Love and Sexuality
DURHAM -- Blues dynamo Hubert Sumlin laid down some gritty guitar licks on a swaying, clapping, ... Fest's first night sim
DURHAM -- Blues dynamo Hubert Sumlin laid down some gritty guitar licks on a swaying, clapping, crowd at the 19th annual Bull Durham Blues Festival Friday night.
A protégé of blues pioneer Howlin' Woof, Sumlin teamed with fellow headliner Pinetop Perkins, an icon in his own right, to liven up a sometimes soggy night.
"I always enjoy a show. When I was a little kid I knew what I was going to be," he said. "I have one lung. I had a heart attack. I ain't through yet. I got some things I got to do and that's music."
As rain drenched the audience leading up to the main event, Mary Hargrove of Durham huddled under a raincap and umbrella, doing her best to keep her fish dinner dry and in the cardboard container balanced on her beat-bouncing knees.
"We've been muddy before," she said in defiance of the liquid darts bounding off the rainbow sea of umbrellas and plastic sheets cropping up all around her.
"It's a cultural experience to taste the food, see the vendors, come out and have two days of fun," said Donna Spinks of High Point, a 16-year veteran of the festival.
The on-stage pairing of Sumlin and Perkins was as natural as blues lyrics are universal. The Mississippi natives were born in small, neighboring cotton towns -- Sumlin in 1931 in Greenwood and Perkins in 1913 in Belzoni.
In their formative years, they were bathed in the Delta Blues, and each attained legendary stature despite playing second banana to some of the seminal masters of the genre. Sumlin's guitar is the trademark sound on the Howlin' Wolf band's recordings, and Perkins' piano was the musical motor for Muddy Waters' band.
Aside from Howlin' Wolf, he has played with the likes of Albert King, James Cotton, Eric Clapton, the Rolling Stones, and Jimmie and Stevie Ray Vaughan. Clapton, Keith Richards, Carlos Santana, Jeff Beck and Jimmy Page are among those who say Sumlin's pioneering guitar sound influenced their styles. Cream, The Doors, Jimi Hendrix and The Grateful Dead are among the groups that have recorded songs Sumlin drafted.

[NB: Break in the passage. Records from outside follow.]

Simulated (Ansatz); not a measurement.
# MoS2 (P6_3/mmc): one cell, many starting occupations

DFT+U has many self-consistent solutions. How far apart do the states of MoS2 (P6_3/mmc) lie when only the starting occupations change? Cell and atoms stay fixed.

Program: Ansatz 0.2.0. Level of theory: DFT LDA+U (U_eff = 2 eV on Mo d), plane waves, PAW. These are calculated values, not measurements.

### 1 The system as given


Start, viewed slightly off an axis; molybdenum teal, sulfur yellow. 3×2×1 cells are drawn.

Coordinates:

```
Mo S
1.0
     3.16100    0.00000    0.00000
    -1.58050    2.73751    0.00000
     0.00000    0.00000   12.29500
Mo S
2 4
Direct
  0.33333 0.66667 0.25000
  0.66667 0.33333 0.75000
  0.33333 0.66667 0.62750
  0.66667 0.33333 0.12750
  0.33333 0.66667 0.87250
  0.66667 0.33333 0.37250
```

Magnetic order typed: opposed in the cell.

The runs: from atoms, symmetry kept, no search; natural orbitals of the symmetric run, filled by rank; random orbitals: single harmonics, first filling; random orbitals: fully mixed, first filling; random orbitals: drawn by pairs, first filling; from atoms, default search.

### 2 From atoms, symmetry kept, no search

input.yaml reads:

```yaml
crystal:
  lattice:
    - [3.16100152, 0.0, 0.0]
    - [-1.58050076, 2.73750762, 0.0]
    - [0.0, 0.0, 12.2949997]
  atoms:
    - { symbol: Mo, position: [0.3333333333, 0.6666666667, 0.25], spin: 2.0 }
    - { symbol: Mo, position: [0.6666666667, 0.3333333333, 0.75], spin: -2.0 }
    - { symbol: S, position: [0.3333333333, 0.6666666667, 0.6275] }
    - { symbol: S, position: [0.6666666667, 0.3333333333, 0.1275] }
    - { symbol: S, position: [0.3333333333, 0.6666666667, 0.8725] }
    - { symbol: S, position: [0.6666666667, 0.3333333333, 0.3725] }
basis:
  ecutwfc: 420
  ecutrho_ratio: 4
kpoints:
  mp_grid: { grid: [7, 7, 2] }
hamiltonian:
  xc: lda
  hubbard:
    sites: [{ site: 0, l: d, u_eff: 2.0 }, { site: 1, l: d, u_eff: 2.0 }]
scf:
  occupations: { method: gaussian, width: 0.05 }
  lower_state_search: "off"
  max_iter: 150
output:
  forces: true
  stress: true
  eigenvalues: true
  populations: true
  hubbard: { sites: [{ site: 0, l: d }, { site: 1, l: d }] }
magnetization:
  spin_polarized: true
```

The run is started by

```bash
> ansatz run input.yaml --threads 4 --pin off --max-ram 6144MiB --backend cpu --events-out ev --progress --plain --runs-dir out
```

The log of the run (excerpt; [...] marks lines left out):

"The Blues Festival is one of our signature festivals, meaning it has achieved national recognition," said Reyn Bowman, president of the Durham Convention and Visitors Bureau.
"About 50 to 60 percent of the people who come to our festivals are nonresidents," Bowman said. "About 40 to 50 percent of the people who come would not come except for the festival that day."
"It's unique and indigenous to Durham" and helps to shape the community's personality for visitor promotion, Bowman said. "The Piedmont Blues were pioneered in Durham as a form of music . . . Because it's pioneered here it's essentially Durham, like country music is to Nashville."
"Piedmont Blues played the way it originally occurred is a kind of upbeat, acoustic blues," he said, "more like Chicago Blues, which is very electronic.
"I don't think we've done enough yet to make that part of the community's personality year-round, and that is what we would intend to do, to encourage clubs to pick up this music," he said.
"The people who organize the festival and go there are ready to embrace a biracial vision of the future based on their common love of great music," said Harry Watson, director of the Center for the Study of the American South at UNC. "I think it shows, first of all, that Durham is aware of its own past because the Piedmont Blues is an important part of Durham's history. Durham was the center of it."
"The blues is a music that originated in American tragedy, poverty, discrimination, suffering," he said. "But it also embodies hope and dignity and incredible vitality. And often that vitality is expressed in enormously lively sexuality."